61

I want to create an XML file which will be used to store the structure of a Java program. I am able to successfully parse the Java program and create the tags as required. The problem arises when I try to include the source code inside my tags, since Java source code may use a vast number of entity reference and reserved characters like &, < ,> , &. I am not able to create a valid XML.

My XML should go like this:

<?xml version="1.0"?>
<prg name="prg_name">
  <class name= "class_name>
    <parent>parent class</parent>
      <interface>Interface name</interface>
.
.
.
      <method name= "method_name">
        <statement>the ordinary java statement</statement>
        <if condition="Conditional Expression">
          <statement> true statements </statement>
        </if>
        <else>
          <statement> false statements </statement>
        </else>
        <statement> usual control statements </statement>
 .
 .
 .
      </method>
    </class>
 .
 .
 .
 </prg>

Like this, but the problem is conditional expressions of if or other statements have a lot of & or other reserved symbols in them which prevents XML from getting validated. Since all this data (source code) is given by the user I have little control over it. Escaping the characters will be very costly in terms of time.

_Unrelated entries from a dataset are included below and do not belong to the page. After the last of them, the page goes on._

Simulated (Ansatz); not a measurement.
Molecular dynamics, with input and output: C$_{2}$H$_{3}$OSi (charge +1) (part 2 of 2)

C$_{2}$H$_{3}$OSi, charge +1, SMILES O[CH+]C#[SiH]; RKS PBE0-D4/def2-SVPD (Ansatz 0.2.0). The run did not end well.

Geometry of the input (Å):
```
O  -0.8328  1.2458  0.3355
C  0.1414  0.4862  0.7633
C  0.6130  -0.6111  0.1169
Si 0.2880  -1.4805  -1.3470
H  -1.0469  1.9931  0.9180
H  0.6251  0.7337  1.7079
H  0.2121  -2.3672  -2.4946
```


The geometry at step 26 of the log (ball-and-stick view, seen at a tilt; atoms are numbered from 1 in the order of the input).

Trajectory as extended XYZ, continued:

I can use CDATA to escape the element text but it can not be used for attribute values containing conditional expressions. I am using Antlr Java grammar to parse the Java program and getting the attributes and content for the tags. So is there any other workaround for it?

Jens
  • 8,423
  • 9
  • 58
  • 78
Sudh
  • 1,265
  • 2
  • 19
  • 30

2 Answers2

105

You will have to escape

" to  &quot;
' to  &apos;
< to  &lt;
> to  &gt;
& to  &amp;

for xml.

Bala R
  • 107,317
  • 23
  • 199
  • 210
36

In XML attributes you must escape

" with &quot;
< with &lt;
& with &amp;

if you wrap attribute values in double quotes ("), e.g.

<MyTag attr="If a&lt;b &amp; b&lt;c then a&lt;c, it's obvious"/>

meaning tag MyTag with attribute attr with text If a<b & b<c then a<c, it's obvious - note: no need to use &apos; to escape ' character.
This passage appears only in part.